PLI Tutorial 3
Lexical analysis and context-free grammars

(Lm.n refers to Louden, Exercise m.n.)

Complete Tutorial 2.

Part A.  Scheme programming.

1. Given a list L, write a function that returns the sublist of L from 
   position m of length n, where 0 <= m, n and m+n <= length(L).  For
   example, (sublist '(2 3 5 7 11 13 17 19) 2 4) ==> (5 7 11 13).
   
2. Write a function to sort a list of integers using the mergesort
   algorithm.  (Hint. Function sublist might be useful.)
   
3. Run-length encoding of a list.
   Implement the so-called run-length encoding data compression method. 
   Consecutive copies of an element in a list are encoded as lists (<n> x),
   where <n> is the number of copies of the element x.  For example,
   (encode '(a a a a b c c a a d e e e e)) ==>
   ((4 a) (1 b) (2 c) (2 a) (1 d) (4 e))

4. Modified run-length encoding.
   Modify the solution to the previous question so that if an element 
   has no following copies it is transferred unchanged into the result list. 
   Only elements with copies are transferred as (<n> x) lists. For example,
   (encode-modified '(a a a a b c c a a d e e e e)) ==>
   ((4 a) b (2 c) (2 a) d (4 e))

5. Modified run-length decoding.
   Given a run-length code list generated as specified in the previous question,
   construct its uncompressed version.

(Solutions to questions 3 and 5 are provided on the Resources page but 
please try to solve the questions yourself before reading the solutions.)

Part B.  Lexical analysis.
   
1, Modify the lex specification lex/tiny.l (and related files)
   in the Tiny compiler so that the function getToken() returns 
   a structure containing a token type and a token string instead 
   of returning a token type and assigning the token string to a
   global variable.

   Check that flex appears to accept your changes by executing flex
   on your modified specification.

2. Modify the Lex specification lex/tiny.l (and related files) 
   in the Tiny compiler as follows:
   
   a. Add new reserved words "while" and "do".
   b. Allow digits and underscores in identifiers, but not at the start.
   c. Change the comment convention to the C convention /* ... */.
   
   Check that flex appears to accept your changes by executing flex
   on your modified specification.

3. Test that your specification is correct by writing and testing
   a driver program that repeatedly calls your generated scanner, 
   reading from standard input, and writing the type and value of
   each successive token on a separate line.
   
Part C.  Context-free grammars.

1. Give a CFG for the language { s in (a|b)* | s = reverse(s) } 
   of palindromes over terminal symbols a and b.
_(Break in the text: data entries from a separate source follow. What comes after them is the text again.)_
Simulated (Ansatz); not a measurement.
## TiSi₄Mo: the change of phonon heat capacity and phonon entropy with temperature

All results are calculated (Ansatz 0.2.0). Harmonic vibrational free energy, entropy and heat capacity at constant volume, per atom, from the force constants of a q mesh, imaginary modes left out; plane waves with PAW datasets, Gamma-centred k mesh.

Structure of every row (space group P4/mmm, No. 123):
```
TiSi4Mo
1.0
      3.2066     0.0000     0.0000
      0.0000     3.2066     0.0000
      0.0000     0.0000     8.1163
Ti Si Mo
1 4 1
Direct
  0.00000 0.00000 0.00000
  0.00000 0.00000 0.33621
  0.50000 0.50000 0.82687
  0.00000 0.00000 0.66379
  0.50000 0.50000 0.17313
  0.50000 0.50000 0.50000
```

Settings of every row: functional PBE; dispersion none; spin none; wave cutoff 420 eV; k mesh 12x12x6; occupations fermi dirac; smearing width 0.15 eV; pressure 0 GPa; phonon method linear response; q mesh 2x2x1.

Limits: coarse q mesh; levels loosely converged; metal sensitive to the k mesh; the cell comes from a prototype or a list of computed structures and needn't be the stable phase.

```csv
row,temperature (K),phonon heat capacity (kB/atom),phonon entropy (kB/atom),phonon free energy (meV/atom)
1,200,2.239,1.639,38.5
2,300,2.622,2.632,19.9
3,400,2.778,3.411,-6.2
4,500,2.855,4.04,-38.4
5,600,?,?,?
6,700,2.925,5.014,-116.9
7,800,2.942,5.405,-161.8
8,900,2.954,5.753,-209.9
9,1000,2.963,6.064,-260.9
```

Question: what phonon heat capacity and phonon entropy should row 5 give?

2. Give a CFG for the language {a^i b^j c^k | i=j or j=k}, where a, b
   and c are terminal symbols, and a^i denotes a sequence of i a's.
   Give two different leftmost derivations for the string a^2 b^2 c^2.

3. Argue informally that the CFG
      S -> e | a S b S | b S a S
   (where e denotes the empty sequence) generates all strings of a's
   and b's with an equal number of a's and b's.

4. Given the second CFG for expressions in the Lecture Notes (the one
   below that defines precedences and associativities of operators),

      exp -> exp addop term | term
      addop -> + | -
      term -> term mulop factor | factor
      mulop -> * | /
      factor -> ( exp ) | number

   give a leftmost derivation, a derivation tree and an abstract syntax 
   tree for the expression 3-(4+5*6).
   
5. (L3.4) The following grammar generates all regular expressions
   over the alphabet of letters ("|" and "*" are terminal symbols
   in the language of regular expressions):

      R -> R "|" R | R R | R "*" | "(" R ")" | letter

   a. Give a leftmost derivation for the regular expression (aa | b)*
      using this grammar.
   b. Show that the grammar is unambiguous.
   c. Rewrite the grammar to establish the correct precedences
      between "*" (highest), concatenation (next highest), and "|" 
      (lowest).

6. (L3.6 and L3.10a) Consider the following grammar for simplified
   Scheme expressions:
   
      lexp -> atom | list
      atom -> number | identifier
      list -> "(" lexp-seq ")"
      lexp-seq -> lexp | lexp-seq
      
   a. Write a leftmost and a rightmost derivation for the string 
      (a 23 (m x y).  Draw a derivation tree for the same string.
   b. Rewrite the grammar in extended Backus-Naur form (EBNF).
   
7. (L3.13) Consider the following simplification of the above grammar, 
   which describes simple arithmetic expressions in Scheme-like 
   prefix notation:
   
      lexp -> number | "(" op lexp-seq ")"
      op -> "+" | "-" | "*" | "/"
      lexp-seq -> lexp | lexp-seq lexp
      
   a. What meanings should be assigned to the expressions (+ 2), 
      (- 2), (+ 2 3 4), (- 2 3 4)?
   b. Does this grammar capture the normal precedence and associativity
      of the arithmetic operators?
   c. Is the grammar ambiguous or unambiguous?
   
8. Consider the following grammar for balanced parenthesis strings:
       S -> e | ( S ) S 
    a. What are first(S) and follow(S) in ths grammar?  Is first(S)
       disjoint from follow(S)?  Is the grammar LL(1)?
    b. Write a recursive descent parser for this grammar.  Your parser
       need only recognise whether an input string is a balanced 
       parenthesis string or not.

9. Consider the second CFG for expressions (the one above).  
    What are first(A) and follow(A) for each nonterminal symbol A 
    in the grammar?   Show that the grammar is not LL(1).

10. Write an EBNF grammar for this language that is LL(1).  (An EBNF
    grammar is LL(1) if its equivalent BNF grammar is LL(1).)  Show
    that the grammar is LL(1).